Im still standin better than I ever did looking like a true survivor feeling like a little kid Im still standin after all this time and Im picking up the pieces of my life without you on my mind..
I am better. I think I needed that good cry that I have been trying to avoid. It was really set off by something minor, I had been asking a friend of mine what she was doing this weekend, and felt like I kept getting blown off. Then after all that, I saw that she went out to lunch w/ her daughter and mother, which is not really a big deal and in the grand scheme of things really nice. But I just felt so lost at that point, and I did make the comment to her. Her response was to suck it up, which was 1/2 joke, 1/2 serious, and that just made things worse. I ended up in a two hour crying jag.
I did tell her it was easier said than done to just suck it up. It's not like I enjoy feeling like crap. It's not like I enjoy having to face the fact that the SG is a moron. (BTW, he is now listed on my phone as Stupid German. THAT made me feel ALOT better). It's not like I enjoy any of this, and although I would love to say that the grieving is over, its not. I have hit acceptance, and that is the hardest.
But the thing that I have found is most people do not understand the whole grieving process when you lose someone you love unless they have lost the same, and she hasn't. So I accept the fact that she is uneducated in this aspect, and frankly I am glad she is, because no one should ever have to go through this.
I am rambling...I may do that a lot for the next few days...
Im still standin better than I ever did looking like a true survivor feeling like a little kid Im still standin after all this time and Im picking up the pieces of my life without you on my mind..

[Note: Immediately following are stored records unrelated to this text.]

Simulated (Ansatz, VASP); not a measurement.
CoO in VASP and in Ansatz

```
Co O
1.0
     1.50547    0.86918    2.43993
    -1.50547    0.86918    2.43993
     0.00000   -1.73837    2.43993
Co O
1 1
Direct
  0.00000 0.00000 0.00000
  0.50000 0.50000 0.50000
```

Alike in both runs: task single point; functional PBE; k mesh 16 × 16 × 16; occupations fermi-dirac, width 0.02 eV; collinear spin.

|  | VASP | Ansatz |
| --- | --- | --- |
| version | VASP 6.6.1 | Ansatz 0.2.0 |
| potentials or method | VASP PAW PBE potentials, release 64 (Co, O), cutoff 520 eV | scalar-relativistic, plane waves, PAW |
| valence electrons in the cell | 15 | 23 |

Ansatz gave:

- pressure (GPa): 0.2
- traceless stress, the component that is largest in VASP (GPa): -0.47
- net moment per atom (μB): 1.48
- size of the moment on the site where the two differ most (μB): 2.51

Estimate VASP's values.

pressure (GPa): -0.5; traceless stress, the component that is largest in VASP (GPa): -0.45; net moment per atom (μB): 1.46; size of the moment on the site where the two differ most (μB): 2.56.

I had been asking a friend of mine what she was doing this weekend, and felt like I kept getting blown off.
Totally relate. I stopped asking friends to do anything with me because I nearly always get blown off. It's a bad attitude but the rejection has been more than I can take. Just yesterday it happened again. I had made plans to go to an afternoon movie with a friend but she backed out on my 15 minutes before we were supposed to leave. So.....ICK!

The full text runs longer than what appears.